How Answering a Simple Question Will Put You At Risk

risk“May I please have your social security number?”

If you’ve ever checked in at the doctor’s office or filled out a job application, chances are you’ve had to provide your social security number. Doing so can put you at risk of identity theft.

We’ve all done it, because we are conditioned to hand it over to just about any professional party that asks: health care facilities, at school or our child’s school, the insurance office, or even when we call our health insurance company or bank.

The social security number has humble beginnings: it was originally devised to help the Social Security Administration (SSA) identify individuals eligible for Social Security benefits.

Since then, it’s morphed into an all-purpose identification number.

The good news? Chances are, if you politely decline to provide your social security number at the doctor’s office, or on the phone with your insurance company, there’s a good chance they can retrieve your information using your birthdate or even your last name and address.

Of course, you’ll need to provide it when filing taxes or filing for unemployment or disability benefits.

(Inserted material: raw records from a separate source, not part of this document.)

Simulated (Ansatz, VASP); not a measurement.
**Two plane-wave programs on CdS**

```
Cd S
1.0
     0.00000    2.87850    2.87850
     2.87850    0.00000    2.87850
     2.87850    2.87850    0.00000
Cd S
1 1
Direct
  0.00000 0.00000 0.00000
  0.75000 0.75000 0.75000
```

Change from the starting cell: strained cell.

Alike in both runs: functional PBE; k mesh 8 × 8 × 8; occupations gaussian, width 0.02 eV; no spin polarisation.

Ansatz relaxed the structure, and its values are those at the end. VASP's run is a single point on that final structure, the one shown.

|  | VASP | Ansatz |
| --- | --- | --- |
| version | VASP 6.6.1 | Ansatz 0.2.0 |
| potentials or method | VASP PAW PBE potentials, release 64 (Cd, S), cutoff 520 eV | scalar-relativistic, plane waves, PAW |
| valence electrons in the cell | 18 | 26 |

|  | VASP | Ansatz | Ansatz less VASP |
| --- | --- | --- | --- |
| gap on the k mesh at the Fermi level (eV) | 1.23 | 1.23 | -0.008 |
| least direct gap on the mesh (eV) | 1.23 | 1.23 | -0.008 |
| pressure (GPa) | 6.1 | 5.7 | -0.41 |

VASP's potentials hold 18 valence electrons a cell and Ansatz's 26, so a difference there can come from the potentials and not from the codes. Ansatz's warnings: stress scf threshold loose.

There are steps you can take to protect your social security number:

Never carry your social security card in your wallet. Leave it home in a safe place or in a safe deposit box at the bank. Take it out only when you need it, such as when you complete new hire paperwork, file your tax returns, or apply for government benefits.

You will also need it for passport and driver’s license applications as part of verifying your citizenship.

If you are completing a paper job application, leave the social security number field blank. If pressed to provide it, simply state you’ll be glad to furnish it when you are hired.

Online job applications can be tougher, as many of them require that you provide your social security number in order to advance to the next screen. However, employers are becoming more cognizant of security and privacy, and you may have to only disclose the last four digits of your social security number.

Never share your social security number online or on social networks. Never. Same goes for friends; never share your social security number with them.

Never program your social security number into your phone or tablet. If your phone or tablet is ever stolen or hacked, your social security number is there for all to see.

If you can’t memorize your social security number, create a sentence or short paragraph that contains parts of your social security number throughout, and keep it in a place other than your wallet or coin purse.

It only takes a second for your social security number to fall into the wrong hands and to put you at risk for identity theft.

Once you become a victim of identity theft, it can months and sometimes years to clear up your credit report, bank records, tax returns, and other vital records.

What once started out as a humble identification number for the SSA is now an all-purpose identification number. However, protecting your social security number is vital in lowering your risk of identity theft.

No one is ever immune to identity theft, but keeping your social security number under lock and key is one way to make yourself less of a target for identity thieves.